The court in Mitchell provided that "the sanction will usually apply unless (i) the breach is trivial or (ii) there is a good reason for it".

TRIVIALITY

According to the ruling in Mitchell, "the principle 'de minimis non curat lex' applies here… the court will usually grant relief if there has been a no more than insignificant failure to comply with an order; for example, when there has been a failure of form rather than of substance; or where the party has narrowly missed a deadline imposed by the order, but has otherwise fully complied with its terms".

Burt v Christie (10 February 2014) is an example where relief was refused for a minor delay. This was a case where form N149C was silent so the defendant attempted to file its costs budget in compliance with the CPR. However the budget was filed seven days, and not seven clear days, before the case management conference (CMC). It was held that the breach was not trivial. The court considered the day’s delay together with various other circumstances including the efficient conduct of the litigation. In the court’s opinion, the parties had not had time to contemplate each others’ budgets and much of the CMC was taken up discussing the application.

District Judge Lumb also cited “Vinos v Marks & Spencer plc where the Court of Appeal stated their often repeated mantra that anyone who leaves matters to the last minute and gets it wrong have only themselves to blame” thereby forcing the party in default to rely on ‘good reason’.

Conversely, in Aldington v ELS International Lawyers [2013] EWHC B29, the parameters of trivial seem to have been stretched to the limit. In this case, particulars of claim were provided 14 days late, in breach of an order. The court considered "whether the failure was significant or insignificant having regard to the consequences of the case" and decided that there were no adverse consequences at all to the efficient conduct of the litigation.

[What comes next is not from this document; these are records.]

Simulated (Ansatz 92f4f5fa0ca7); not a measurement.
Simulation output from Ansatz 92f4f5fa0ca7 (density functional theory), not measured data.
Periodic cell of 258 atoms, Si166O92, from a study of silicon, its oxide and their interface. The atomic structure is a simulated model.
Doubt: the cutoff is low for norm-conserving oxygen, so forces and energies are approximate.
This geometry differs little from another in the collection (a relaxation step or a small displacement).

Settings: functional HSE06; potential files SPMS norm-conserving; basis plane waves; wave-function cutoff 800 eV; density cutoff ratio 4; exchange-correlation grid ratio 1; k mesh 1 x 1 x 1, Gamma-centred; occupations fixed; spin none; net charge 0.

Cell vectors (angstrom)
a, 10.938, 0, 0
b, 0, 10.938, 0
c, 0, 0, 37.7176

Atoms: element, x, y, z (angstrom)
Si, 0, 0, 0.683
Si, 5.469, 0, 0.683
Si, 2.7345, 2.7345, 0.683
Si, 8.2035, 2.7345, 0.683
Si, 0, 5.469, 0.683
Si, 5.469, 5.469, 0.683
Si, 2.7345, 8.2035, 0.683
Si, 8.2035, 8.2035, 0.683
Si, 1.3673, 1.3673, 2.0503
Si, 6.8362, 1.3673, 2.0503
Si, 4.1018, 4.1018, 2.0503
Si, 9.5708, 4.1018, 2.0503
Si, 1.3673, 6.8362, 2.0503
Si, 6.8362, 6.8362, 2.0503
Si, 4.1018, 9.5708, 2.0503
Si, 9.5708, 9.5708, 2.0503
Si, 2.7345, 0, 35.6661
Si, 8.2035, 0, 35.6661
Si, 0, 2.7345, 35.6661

Most recently, however, in Lakatamia Shipping v Nobu Su [2014] EWCH 275 (which seems most consistent with Mitchell) the defendant missed a disclosure deadline by 46 minutes. Mr Justice Hamblen held that narrowly missing a deadline was "a circumstance which … Mitchell expressly contemplated as being de minimis and usually deserving of relief from sanctions", particularly given that the application was made promptly. The fact that the defendant was ready to serve within 15 minutes was considered by the judge. He seemed to indicate that the claimant's decision to withhold its disclosure weakened its opposition to the application for relief. He also considered any prejudice caused to the claimant as the triviality of the non-compliance "is also borne out by its effect" but felt that none was caused. This case however is more favourable to defaulting parties than Mitchell as it created a presumption in favour of relief being granted unless "compelling" reasons are given.

Further, in response to the claimant's assertion that the disclosure list was defective, and thus the default is turned in to a serious breach, Mr Justice Hamblen concluded that the court was unlikely to make a finding of breach or non-compliance with a disclosure direction unless it can be said that the defective list was somehow illusory or submitted in bad faith.

There was discussion on breach of form as against breach of substance in Bank of Ireland v Philip Pank Partnership [2014] EWHC 284 where a claimant failed to provide a proper statement of truth when it filed its costs budget and instead signed under the words "Statement of Truth". The court hearing the application for relief from sanctions concluded that the budget was merely irregularly signed; there was no breach by the claimant and thus no need for relief. In any event, if relief had been needed then it would have been granted, as this was a failing of form rather than substance.

A similar point was addressed Forstater v Python (Monty) Pictures [2013] EWHC 3759 where a letter providing details of a conditional-fee agreement (CFA) was filed instead of a form. In that case relief was granted as the default was held to be a breach of form and thus trivial. The court in this case also had regard to the impact on the conduct of litigation.

GOOD REASON

The court in Mitchell held that "if the non-compliance cannot be characterised as trivial, then the burden is on the defaulting party to persuade the court to grant relief. The court will want to consider why the default occurred. If there is a good reason for it, the court will be likely to decide that relief should be granted". Illness or accident were considered good reasons but it would depend on the circumstances.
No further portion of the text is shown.